Hello friends,
I hope you enjoyed the last week of September. Here in London, as the days are quickly getting shorter, I’m reminded that each winter I always get caught out by the impact that reduced daylight has on my energy levels and mood.
If you experience this too then I encourage you to get outside as much as you can during the day and remember that if things tend to seem a little worse during winter, it might just be that you need more light.
In this week’s newsletter I talk about:
a technique I’m using to improve my writing without letting perfectionism get in my way
a new article on the blog about using awe to explore who we are, and
I start to touch on the topic of climate grief, which I’ll be digging into a lot more in the future.
I hope you enjoy and, as ever, please let me know if anything resonates.
Aim for quantity over quality
In this post James Clear describes how a professor split his photography class in two. Half of the students were told that they would be graded solely on the number of photos they took, while the other half would be graded solely on the quality of one photo.
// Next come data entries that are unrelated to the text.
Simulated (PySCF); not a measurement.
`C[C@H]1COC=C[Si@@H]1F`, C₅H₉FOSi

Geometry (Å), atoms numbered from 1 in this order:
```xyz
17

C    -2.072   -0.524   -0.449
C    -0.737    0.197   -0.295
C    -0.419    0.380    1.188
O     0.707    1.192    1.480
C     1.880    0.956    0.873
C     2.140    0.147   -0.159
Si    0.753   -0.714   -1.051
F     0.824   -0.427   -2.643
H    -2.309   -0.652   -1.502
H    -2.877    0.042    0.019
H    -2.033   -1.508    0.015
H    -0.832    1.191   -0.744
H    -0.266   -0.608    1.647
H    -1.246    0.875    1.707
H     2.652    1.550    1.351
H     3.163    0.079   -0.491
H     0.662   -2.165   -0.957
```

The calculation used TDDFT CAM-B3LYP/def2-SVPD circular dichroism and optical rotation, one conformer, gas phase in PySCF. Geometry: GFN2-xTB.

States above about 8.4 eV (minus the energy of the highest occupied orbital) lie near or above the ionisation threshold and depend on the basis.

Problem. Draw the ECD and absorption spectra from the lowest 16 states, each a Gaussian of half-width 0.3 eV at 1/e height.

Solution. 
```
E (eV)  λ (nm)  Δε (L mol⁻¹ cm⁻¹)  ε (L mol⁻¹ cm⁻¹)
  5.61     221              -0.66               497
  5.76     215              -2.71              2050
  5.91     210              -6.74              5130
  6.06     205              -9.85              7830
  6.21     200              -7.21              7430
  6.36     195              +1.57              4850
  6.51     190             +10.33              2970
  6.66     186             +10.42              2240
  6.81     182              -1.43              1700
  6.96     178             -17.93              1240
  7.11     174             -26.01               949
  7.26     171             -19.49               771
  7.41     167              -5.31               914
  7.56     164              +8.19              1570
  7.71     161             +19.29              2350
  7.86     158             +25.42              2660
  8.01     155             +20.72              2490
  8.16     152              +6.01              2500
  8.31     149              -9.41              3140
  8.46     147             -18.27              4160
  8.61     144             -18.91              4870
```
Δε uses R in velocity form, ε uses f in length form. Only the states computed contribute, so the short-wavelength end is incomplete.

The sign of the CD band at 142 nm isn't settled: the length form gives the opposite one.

Which group do you think produced higher quality photos at the end of term?
It turns out it was the group that was being graded on quantity of photos, who in theory didn’t need to care about quality at all. They were taking so many photos that they couldn’t help but learn by doing, while the other group took far fewer photos while trying harder to attain perfection.
Quantity is the approach I’ve decided to take towards my writing. I’ve said before that one article and one newsletter per week is very stretching for me, but I’m coming to realise that this says more about my mindset than anything else.
I have perfectionist tendencies, which means I’m prone to overpolishing something beyond the point where it’s valuable to keep polishing. But I realise that I’m so early in my writing journey that taking an extra week or two to make an article ‘perfect’ would detract from the learning I get by publishing something new every week. My skills are not yet developed enough to make any extra time spent polishing worth it.
So for now, quantity is the game, and I’ll trust that my writing will improve on the way.
I invite you to consider how this principle might apply to your life and work. Doing is far more important than thinking about doing.
New article
Exploring who we are through awe. I’m beginning to see how this newsletter is acting like a sandbox for content will later find its way onto my website. This article is a good example of that. Last week I spoke about my experience of awe. This week I expanded on it to explore the value of peak experiences like awe in helping us explore what matters to us.
I’m also starting to make connections between disparate subjects like tackling climate change and the exploration of subjective awareness, which is exciting.
I hope you enjoy.
In a brief moment of awe – as the walls between the isolated ‘me in my head' and the ‘universe out there’ come crashing down – it’s all just one thing. I am that. And in that moment the universe is awestruck by its own majesty, seen through my eyes.
That perspective moves me. It guides my belief that advancing human progress across vast timescales is worthwhile. It means we should seek to grow through existential threats like climate change. It means we should one day explore beyond our solar system. And it means we should be curious about the nature of our own subjective awareness. Our continued growth is after all how the universe will get to know itself even better.
Best of the web
I’m becoming increasingly interested in what’s variously known as eco anxiety, climate grief or ‘solastalgia’. It’s the discomfort we feel when confronted with the notion that we’re destroying our environment.
I came across an essay called what is climate grief? It’s a great discussion of this concept and explores the ways we manage it under different models of grieving. It’s well worth a read if you’re interested in how we respond to issues of such magnitude as the climate crisis.
Grief is a form of love: we grieve the loss of what made us feel most deeply connected. With climate grief, it may be loss of the dream of a future for your grandchildren free of the challenges that are currently emerging.
The widespread denial of climate change losses prevents our emotional pain from being socially acknowledged and validated. Those touched by this grief may be viewed as overly sensitive, as exaggerating the issue, or even as emotionally unbalanced.
Media of the week
The last couple of weeks have seen millions join climate protests around the world, inspired by Greta Thunberg’s school strike for the climate. I think this mobilisation of people, particularly of younger people, shows the value that anger plays as part of climate grief.
Young people traditionally have very little power to influence change, but boy are they angry. They’re angry that the world they’re going to inherit is committed, in the best case scenario, to two feet of sea level rise by 2100, according to the latest report from the Intergovernmental Panel on Climate Change.
Put in more human language, that means that within 80 years every beach you have ever visited will be underwater, along with vital coastal ecosystems and many major cities.
I sincerely hope that this anger will translate into meaningful action from businesses, governments and individuals alike.